Table 2. \({ A S_1}\) of all MDBL matrices with \(n=4,5,\ldots ,8\).

Algorithm 1 requires much time complexity. Note that there is always a characteristic whose number of active S-boxes is equal to \({ A S_1}\). Then, the lower bound of the number of active S-boxes is always upper-bounded by at most \({ A S_1}\). Therefore, we first exhaustively search all binary matrices with the highest branch number and only evaluate \({ A S_1}\). Table 2 shows \({ A S_1}\), where columns in DC and those in LC have \({ A S_1}\) of M and that of \(M^T\), respectively. Columns in DC corresponds to the case for differential characteristics and columns in LC corresponds to the case for linear characteristics. Moreover, Table 2 does not include the case in which \({ A S_1}\) for DC is greater than that for LC. When the number of columns is greater than or equal to the number of rows, we can calculate \({ A S_1}\) independent of the number of columns. Therefore, from Table 2, we obtain the following fact.

Fact 2

For all 4-round (n, m)-AES-like primitives, \({ A S_1}\) is upper-bounded by 16, 17, 24, 25, and 32 for \(n=4,5,6,7,\) and 8, respectively.
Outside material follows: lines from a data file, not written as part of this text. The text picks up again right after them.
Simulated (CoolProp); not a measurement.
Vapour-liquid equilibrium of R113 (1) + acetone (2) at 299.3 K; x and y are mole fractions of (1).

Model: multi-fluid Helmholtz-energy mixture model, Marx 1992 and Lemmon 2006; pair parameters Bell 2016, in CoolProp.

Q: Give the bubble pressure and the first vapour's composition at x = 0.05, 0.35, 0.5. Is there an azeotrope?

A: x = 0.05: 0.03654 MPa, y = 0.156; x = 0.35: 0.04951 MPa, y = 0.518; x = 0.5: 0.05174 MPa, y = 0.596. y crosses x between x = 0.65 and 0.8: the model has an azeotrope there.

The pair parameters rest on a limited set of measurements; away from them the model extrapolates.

Therefore, there are not exist binary matrices such that the lower bound is 17, 18, 25, 26, and 33 for \(n=4,5,6,7,\) and 8, respectively.

Finally, we exhaustively search all \(n \times n\) binary matrices. First, we evaluate \({ A S_1}\), and if \({ A S_1}\) is not maximum possible, we prune the matrix. Then, we evaluate the accurate lower bound by using Algorithm 1. If we can find a binary matrix whose lower bound is the same as \({ A S}_1\), it is one of the best binary matrices. On the other hand, if we cannot find such a matrix, we also evaluate binary matrices whose \({ A S_1}\) is not maximum possible by using Algorithm 1.

5.2 Examples

Table 3 shows each example of binary matrices with an enhanced lower bound.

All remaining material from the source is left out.